Eigenfaces, Data Visualizations and Clustering Methods

Today’s meeting covered everything from classifying whether a certain photo is of Justin Bieber using  linear algebra, to understanding how call steering portals really work.

Eigenfaces: Samson explained through principal component analysis, how eigenfaces can be used in face recognition.

Data Visualization: Samson also talked about information density, the data-ink ratio and how to condense visualizations without sacrificing information. He described several methods including sparklines, one of Tufte’s inventions, as well as why the “ideal” length of a x-y graph is dependent on the rate of change of the trendline.
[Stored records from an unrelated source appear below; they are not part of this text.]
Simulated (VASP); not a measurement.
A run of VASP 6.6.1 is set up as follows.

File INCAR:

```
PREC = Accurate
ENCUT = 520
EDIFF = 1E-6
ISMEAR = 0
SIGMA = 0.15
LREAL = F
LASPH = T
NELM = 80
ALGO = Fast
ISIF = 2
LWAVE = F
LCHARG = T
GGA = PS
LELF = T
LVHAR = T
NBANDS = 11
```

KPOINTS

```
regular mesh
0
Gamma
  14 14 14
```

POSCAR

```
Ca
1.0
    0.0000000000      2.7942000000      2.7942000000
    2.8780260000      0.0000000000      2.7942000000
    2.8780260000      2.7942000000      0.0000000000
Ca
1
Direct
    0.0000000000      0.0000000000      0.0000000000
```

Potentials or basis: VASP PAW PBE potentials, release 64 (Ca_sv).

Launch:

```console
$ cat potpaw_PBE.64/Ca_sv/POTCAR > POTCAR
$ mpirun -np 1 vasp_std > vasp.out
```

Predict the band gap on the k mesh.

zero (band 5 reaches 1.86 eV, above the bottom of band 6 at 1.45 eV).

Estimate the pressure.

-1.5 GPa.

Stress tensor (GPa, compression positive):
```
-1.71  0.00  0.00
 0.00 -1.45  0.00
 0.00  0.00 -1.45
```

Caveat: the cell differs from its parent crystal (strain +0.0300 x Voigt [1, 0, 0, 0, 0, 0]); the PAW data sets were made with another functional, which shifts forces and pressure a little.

Semantic Clustering: Konrad gave an overview of some of the work he did at Nuance involving semantic and k-means clustering algorithms. He described how the randomness of customer calls, among other variables, makes it difficult to know exactly the appropriate semantic tags one should use in large data sets.

Next meeting will be next Tuesday Nov 29th at 3pm in the Stats Club Office M3 3109.

Compression, physical XORs, and NN clustering!

Today, Samson and Diran gave new twists and applications for their previous topics.

Lossless Dataset Compression: Samson discussed lossless compression of statistical data, capable of shrinking huge datasets (often hundreds of TB) down by orders of magnitude. The goal, instead of trying to file away the data into a smaller footprint than other compressors, is to rather allow the data to still be readily accessible while being compressed.

Encryption, Encore: Diran described a way to transmit secret messages across untrustworthy carriers. Using the previously discussed holomorphic encryption, and splitting the message into multiple planes coupled with random noise, one ensures that no single carrier possessing only some of the planes is able to compute the secret. Rather, decryption requires XORing every plane together, which can in fact be done physically with multiple layers of invisible ink, or a unique way of encoding 1s and 0s that allows the union of dark spots to simulate XORs.

Neural Network Clustering: As part of his “neural network” series, Samson introduced a simple, single-hidden-layer network capable of determining, in a spatially clustered dataset, which cluster (or subset of clusters, “0” or “1”) an arbitrary data point should be marked under. The hidden layer is a Gaussian of the vector distance between a given point and each cluster, such that nearer clusters have greater influence. Finding the optimal weights during training requires only least-squares regression, allowing many data points to be trained at once.

Have you gone mod?: Jimmy offered a counterargument to Lisa’s proposal that sequential numbers, such as user IDs of a website, would yield non-random subsets when their residue (mod a certain number) is taken.

Next meeting will be next Tuesday Nov 22nd at 3pm in the Stats Club Office M3 3109.

Project Discussions, User Ids

Today’s meeting was mostly sharing and discussing project ideas:

Visualization Projects: Konrad is working with housing availability data, and changes in Facebook friendship over time.

Twitter Data: Lisa is working on visualizing twitter user growth, and used the data to attempt to show that user ids are not random: although it is easy to do, one should not sample users by the modulo of the user id by some number. [Separate post pending]

News Data: Gobi and Samson talked about their work (and project ideas) clustering news, and methods for using supervised learning when labeled data is difficult to obtain.

Next meeting will be next Tuesday Nov 15th at 3pm in the Stats Club Office M3 3109.

Neural nets, encryption, and more

Today’s meeting was jam packed with everything from neural networks to work in progress on an automated way of doing homework.

Neural Networks: Samson introduced us to neural networks, and how to learn weights of a neural network by backpropogating the errors and using gradient descent. [Separate post pending.]

Homomorphic Encryption: Diran talked about homomorphic encryption, an encryption schema where one can perform operations (such as addition) on the encrypted messages and get meaningful results. With an encryption schema that preserves addition and multiplications, we can do things like linear regression on encrypted data. [Separate post pending.]

AOL Search Dataset: Jee explained the AOL search dataset, a dataset consisting of an anonymized list of users and the terms they searched for on AOL over the span of three months. Previous projects that use this dataset include the query “topic” connection visualization  (type something on the gray area at the top of the page) and a visualization of question queries.

Jimmy also presented on a work in progress: an automatic homework solution generator that outputs latex code for solving a given formula.

Next meeting will be next Tuesday Nov 8th at 3pm in the Stats Club Office M3 3109.